Even if you disallow JS entirely, and stick with just HTML/CSS, it has enough warts to not look and behave consistently over time.



A link could easily be a URN that identifies the target by its hash, all the protocols for that are already in place e.g. magnet links. PDF doesn't have JS and hyperlinking, so I guess all you'd need would be HTML, even ignoring CSS, which could be tailored to the reader, e.g. Latex style, troff style etc.

Vanilla html with images embedded as data URNs should be pretty darn portable for the forseeable future.

Heres the kicker, it's a text based protocol, and a dead simple one, eben if we should loose all browsers in the big browser war of 2033, its super easy to reverse engineer. PDF not so much.

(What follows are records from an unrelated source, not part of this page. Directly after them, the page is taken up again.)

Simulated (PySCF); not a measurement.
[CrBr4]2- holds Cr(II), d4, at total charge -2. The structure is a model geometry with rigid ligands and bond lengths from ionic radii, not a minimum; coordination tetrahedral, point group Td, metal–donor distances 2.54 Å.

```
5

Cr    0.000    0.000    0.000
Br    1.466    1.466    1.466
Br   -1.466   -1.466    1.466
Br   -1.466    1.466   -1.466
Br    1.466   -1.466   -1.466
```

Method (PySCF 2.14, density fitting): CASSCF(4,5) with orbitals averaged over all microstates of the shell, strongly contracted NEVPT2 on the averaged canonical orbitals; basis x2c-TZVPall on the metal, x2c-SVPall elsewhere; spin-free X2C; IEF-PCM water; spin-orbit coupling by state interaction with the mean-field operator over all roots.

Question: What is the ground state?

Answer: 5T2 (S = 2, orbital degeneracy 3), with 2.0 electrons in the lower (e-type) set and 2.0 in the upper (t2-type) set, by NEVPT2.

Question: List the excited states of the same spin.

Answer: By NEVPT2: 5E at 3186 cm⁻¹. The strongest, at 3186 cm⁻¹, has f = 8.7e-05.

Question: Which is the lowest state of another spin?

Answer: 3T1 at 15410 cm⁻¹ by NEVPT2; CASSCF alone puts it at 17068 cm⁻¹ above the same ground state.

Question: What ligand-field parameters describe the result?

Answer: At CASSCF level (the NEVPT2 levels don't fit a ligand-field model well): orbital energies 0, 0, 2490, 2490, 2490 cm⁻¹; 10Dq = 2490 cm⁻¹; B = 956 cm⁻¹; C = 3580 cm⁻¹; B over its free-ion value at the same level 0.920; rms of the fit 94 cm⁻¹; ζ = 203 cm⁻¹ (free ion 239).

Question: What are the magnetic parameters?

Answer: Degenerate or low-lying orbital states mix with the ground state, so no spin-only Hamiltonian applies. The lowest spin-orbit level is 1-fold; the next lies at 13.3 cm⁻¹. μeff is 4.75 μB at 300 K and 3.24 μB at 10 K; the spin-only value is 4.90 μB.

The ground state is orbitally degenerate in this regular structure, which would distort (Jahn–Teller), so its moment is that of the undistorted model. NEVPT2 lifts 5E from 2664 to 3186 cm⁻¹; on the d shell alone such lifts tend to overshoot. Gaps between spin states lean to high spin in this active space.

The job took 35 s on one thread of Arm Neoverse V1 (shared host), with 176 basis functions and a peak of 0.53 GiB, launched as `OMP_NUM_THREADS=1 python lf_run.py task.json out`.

A subset of HTML + CSS (+ ECMAScript?) could replace PDF for this purpose. However, is there a standard subset and familiar, understandable tools for working with it? In general, using the 'save as' function in a web browser won't produce a document that looks the same 10 years later. Rewriting the source document using a tool like wget can achieve this, but it doesn't always work (eg. what if the content was pulled in asynchronously?), and you need a computer expert to create and explain how the archived format relates to the live content. 'Save as PDF,' despite its technical inferiority, is easy and widely understood.


So you're telling me that writing vanilla html with images embedded as data links, is more difficult than writing TeX or LaTeX?


PDF does have JS and hyperlinks.


HTML/CSS is extremely backwards compatible, modern browsers don't have problems of displaying the page differently.

How does pdf solve link rot problem? Pdf is good for print, it's consistant. But fails when display size other than big screen, especially e-ink displays that don't tend to be your standard A4.


PDFs don't solve link rot. But in HTML, it's conventional to rely on links for stylesheets and sometimes even content (images, asynchronous DOM elements), so link rot is a bigger problem.


Yeah for publishing you don't want content in links, but you can solve that with data URIs that embed images and other data directly into the link [1].